Starting this month, qualified members of the Armed Forces of the Philippines (AFP) and uniformed personnel of the Philippine National Police (PNP) will receive increases in their combat duty pay and combat incentive pay.
This is pursuant to President Rodrigo Roa Duterte’s Executive Order No. 3 dated 26 September 2016.
Budget Secretary Benjamin E. Diokno has earlier said that this increase in allowance is separate from their salary increase as provided by Executive Order No. 201, s. 2016.
From P500 per month, the Combat Duty Pay of the officers and enlisted personnel of the AFP and uniformed personnel of the PNP is increased to P3,000.00 per month.
“Officers and enlisted personnel of the AFP performing combat duties/activities and uniformed personnel of the PNP engaged in actual police operations as defined in regulations to be issued by the Secretary of National Defense and the National Police Commission, respectively, are entitled to receive Combat Duty Pay,” the Executive Order said.

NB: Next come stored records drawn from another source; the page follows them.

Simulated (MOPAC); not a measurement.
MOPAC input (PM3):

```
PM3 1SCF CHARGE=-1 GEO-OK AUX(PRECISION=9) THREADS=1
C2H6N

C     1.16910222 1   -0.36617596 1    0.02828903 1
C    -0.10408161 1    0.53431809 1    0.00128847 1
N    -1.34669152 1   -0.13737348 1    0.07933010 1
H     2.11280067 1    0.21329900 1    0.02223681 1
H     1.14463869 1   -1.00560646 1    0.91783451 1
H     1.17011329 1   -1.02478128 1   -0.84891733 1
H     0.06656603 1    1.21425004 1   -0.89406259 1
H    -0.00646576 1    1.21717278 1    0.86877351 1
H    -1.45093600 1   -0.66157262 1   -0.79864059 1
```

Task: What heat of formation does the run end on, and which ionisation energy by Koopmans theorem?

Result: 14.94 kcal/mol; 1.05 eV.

Meanwhile, members of the AFP and the uniformed personnel of the PNP who participate in actual combat against members of various insurgent, terrorist and lawless elements, shall be entitled to an additional Combat Incentive Pay of P300 per day, subject to the following conditions:
1. The operation must be for a specific combat mission that is duly covered by an OPORD or FRAG-0 for the AFP or a Mission Order for the PNP;
2. The personnel involved in combat must be in the published task organization of the AFP OPORD/FRAG-0 or the PNP Mission Order; and
3. The total additional Combat Incentive Pay for each individual shall not exceed Three Thousand Pesos (P3,000.00) per month.
The Combat Incentive Pay shall be over and above the Combat Duty Pay of P3,000 for qualified officers and enlisted personnel of the AFP and qualified uniformed personnel of the PNP.
The Department of Budget and Management welcomes the House of Representatives Committee on Appropriations’ sponsorship of the proposed P3.35 trillion 2017 national budget today.
Budget Secretary Benjamin E. Diokno expressed his positive outlook that the General Appropriations Act will be signed by President Rodrigo Roa Duterte by December this year.
“We are very happy that the proposed 2017 budget is on time despite taking over only last July and overhauling the proposed budget prepared by the previous administration,” Diokno said.
Committee on Appropriations Chairman Davao City 1st District Representative Karlo Alexei Nograles in his sponsorship speech took note of the proposed budget’s highlights that would bring to life President Duterte’s promise of peace, prosperity, and social justice in the government.
The 2017 proposed General Appropriations Act, dubbed as the “Budget for Real Change,” is 11.6 percent higher than the 2016 budget. It represents 21 percent of the Gross Domestic Product (GDP), an expansionary budget much higher than the average government spending of 16.6 percent of GDP from 2006 to 2015.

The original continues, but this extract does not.